In parallel actions, the Federal Reserve and the Office of the Comptroller of the Currency each issued a pair of orders against the bank. The first set of orders calls for JPMorgan (Fortune 500) to improve its risk management and internal auditing, singling out the bank's Chief Investment Office for particular criticism. ,
Last year, JPMorgan revealed that it had sustained massive losses as a result of a bad bet by the Chief Investment Office related to credit derivatives. The bet was so large that the trader said to be responsible earned the nickname "the London Whale."
The losses eventually swelled to more than $6 billion, stoking renewed concerns about the stability of the nation's largest banks. JPMorgan previously said it has recordings, emails and other documents that suggest traders may have been hiding the losses.
"The bank's risk and other controls failed, and reporting was not adequate," the OCC said.

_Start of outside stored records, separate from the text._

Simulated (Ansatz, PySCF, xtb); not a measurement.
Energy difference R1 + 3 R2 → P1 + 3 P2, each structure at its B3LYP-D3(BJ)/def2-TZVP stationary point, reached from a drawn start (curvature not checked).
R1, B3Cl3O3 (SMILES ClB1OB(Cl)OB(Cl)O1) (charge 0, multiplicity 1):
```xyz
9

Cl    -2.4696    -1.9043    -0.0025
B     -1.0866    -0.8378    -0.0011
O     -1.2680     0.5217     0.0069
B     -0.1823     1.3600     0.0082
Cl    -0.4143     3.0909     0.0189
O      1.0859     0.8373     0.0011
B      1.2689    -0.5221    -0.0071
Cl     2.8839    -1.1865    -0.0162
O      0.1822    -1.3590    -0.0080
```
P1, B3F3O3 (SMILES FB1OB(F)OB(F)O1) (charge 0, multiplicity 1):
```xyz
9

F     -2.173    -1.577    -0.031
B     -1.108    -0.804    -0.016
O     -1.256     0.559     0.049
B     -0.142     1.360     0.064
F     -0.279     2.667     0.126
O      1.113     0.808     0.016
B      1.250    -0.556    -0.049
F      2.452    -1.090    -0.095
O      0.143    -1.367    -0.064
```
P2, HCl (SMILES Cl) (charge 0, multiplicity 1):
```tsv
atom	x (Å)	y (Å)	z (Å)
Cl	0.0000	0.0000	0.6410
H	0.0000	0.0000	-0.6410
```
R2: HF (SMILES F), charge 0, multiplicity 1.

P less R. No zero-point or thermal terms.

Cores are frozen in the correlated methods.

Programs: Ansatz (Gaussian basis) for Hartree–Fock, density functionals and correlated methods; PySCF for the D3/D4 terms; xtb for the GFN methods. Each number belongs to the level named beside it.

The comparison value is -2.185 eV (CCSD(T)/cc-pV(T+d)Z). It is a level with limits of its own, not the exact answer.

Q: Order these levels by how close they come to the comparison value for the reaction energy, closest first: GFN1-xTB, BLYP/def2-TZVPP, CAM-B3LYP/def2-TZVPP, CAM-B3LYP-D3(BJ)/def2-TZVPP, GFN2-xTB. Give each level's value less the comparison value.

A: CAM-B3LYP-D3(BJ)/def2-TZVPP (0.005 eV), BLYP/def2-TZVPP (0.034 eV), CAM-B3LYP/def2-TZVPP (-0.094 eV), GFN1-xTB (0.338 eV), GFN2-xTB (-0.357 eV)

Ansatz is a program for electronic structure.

In the second set of orders, regulators called on JPMorgan to reform its anti-money laundering controls, including its customer due diligence and its monitoring system for suspicious activity.
JPMorgan will not face fines as part of Monday's actions. The bank consented to the orders without admitting or denying wrongdoing.
"We have already made progress addressing the issues cited in the consent orders, which contain no allegations of intentional misconduct by the firm or any of its employees," JPMorgan spokesman Joe Evangelisti said in an email.
JPMorgan is the latest in a series of banks to face scrutiny from the government over money-laundering issues. Last month, federal officials announced a record $1.9 billion money-laundering settlement with HSBC (. )Dutch bank ING paid $619 million as part of a similar settlement in June.
As for the London Whale loss, this may not be the last JPMorgan hears from the government. The bank said in November that other agencies -- including the Department of Justice and the Securities and Exchange Commission -- were also investigating the matter.